Wild Target Movie Review
Victor (Nighy) is an efficient hitman who lives a quiet life that's more than a little obsessive-compulsive. He's been in the business since he was a child, inheriting the job from his late father, and now his mother (Atkins) is pushing him to have a son of his own. His next job is for an art dealer (Everett) who has been double-crossed by con artist Rose (Blunt), but Victor is taken by her breezily shameless methods. He's also interrupted by Tony (Grint), a rootless young guy who shows some skill with a gun.
The idea is excellent, with this pinched man being forced to lighten up while perhaps finding the solution to his own problems. But as this unlikely trio is chased by a hapless goon (Fisher), a rival hitman (Freeman) and his henchman (Bell), things get goofy beyond all sense of reason. And any interesting themes are abandoned for farcical shtick rather than smart comedy or telling interaction.
Nighy veers ever-so-slightly away from his usual type for this role and holds the film together effortlessly, while Blunt and Grint provide solid comical performances alongside him. All three are charming and cute, with hints of a romance that never develops beyond the requirements of the script. On the other hand, Atkins and Freeman (and most of the supporting cast) are stuck in comedy sketch roles.

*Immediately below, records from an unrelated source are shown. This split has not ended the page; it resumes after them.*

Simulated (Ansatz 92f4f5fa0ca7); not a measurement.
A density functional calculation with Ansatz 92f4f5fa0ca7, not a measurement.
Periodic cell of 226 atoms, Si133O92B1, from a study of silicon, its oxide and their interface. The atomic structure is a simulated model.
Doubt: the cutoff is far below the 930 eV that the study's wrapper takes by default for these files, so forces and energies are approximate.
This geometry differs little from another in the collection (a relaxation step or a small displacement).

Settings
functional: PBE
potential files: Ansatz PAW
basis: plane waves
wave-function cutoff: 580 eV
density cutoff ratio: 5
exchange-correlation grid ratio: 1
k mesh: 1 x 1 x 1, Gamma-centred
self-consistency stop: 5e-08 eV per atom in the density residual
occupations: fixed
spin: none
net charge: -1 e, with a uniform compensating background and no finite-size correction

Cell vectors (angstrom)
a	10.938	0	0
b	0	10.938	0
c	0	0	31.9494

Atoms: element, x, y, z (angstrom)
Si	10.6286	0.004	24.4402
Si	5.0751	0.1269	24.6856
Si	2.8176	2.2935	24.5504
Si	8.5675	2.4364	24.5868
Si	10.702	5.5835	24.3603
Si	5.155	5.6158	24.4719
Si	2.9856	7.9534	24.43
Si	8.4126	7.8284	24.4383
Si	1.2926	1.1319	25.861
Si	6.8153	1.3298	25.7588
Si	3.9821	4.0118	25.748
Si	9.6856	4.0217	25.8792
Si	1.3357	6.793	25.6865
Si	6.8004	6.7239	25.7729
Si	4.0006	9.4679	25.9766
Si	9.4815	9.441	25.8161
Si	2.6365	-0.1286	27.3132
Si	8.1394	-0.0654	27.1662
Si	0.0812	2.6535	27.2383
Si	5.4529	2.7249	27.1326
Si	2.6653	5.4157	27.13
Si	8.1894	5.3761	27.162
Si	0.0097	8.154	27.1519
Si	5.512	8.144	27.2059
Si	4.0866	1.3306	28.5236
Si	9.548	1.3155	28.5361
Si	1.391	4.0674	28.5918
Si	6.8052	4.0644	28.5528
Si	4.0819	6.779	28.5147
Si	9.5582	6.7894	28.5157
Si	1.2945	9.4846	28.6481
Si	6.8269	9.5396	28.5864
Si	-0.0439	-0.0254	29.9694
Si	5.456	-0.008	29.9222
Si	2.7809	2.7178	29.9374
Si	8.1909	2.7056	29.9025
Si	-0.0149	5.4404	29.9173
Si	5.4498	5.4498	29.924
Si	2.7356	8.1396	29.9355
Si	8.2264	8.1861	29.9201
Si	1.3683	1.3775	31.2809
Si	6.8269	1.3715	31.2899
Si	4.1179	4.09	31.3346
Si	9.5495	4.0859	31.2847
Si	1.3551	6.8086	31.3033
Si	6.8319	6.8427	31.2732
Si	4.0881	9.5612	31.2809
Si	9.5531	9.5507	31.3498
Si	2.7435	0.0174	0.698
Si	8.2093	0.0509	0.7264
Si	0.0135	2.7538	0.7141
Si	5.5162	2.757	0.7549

There are some nice comical touches along the way, mainly in character details that bring out a knowing smile rather than a laugh. And a few scenes manage to achieve a level of slapstick fun. But this is all undermined by the terribly contrived script, which revolves around a lot of gun-waving in very public places (not something that happens in Britain), plus two or three too many strained coincidences that are written into the script to keep the plot moving forward. A more steady tone and a blackly comical edge might have made this a minor gem.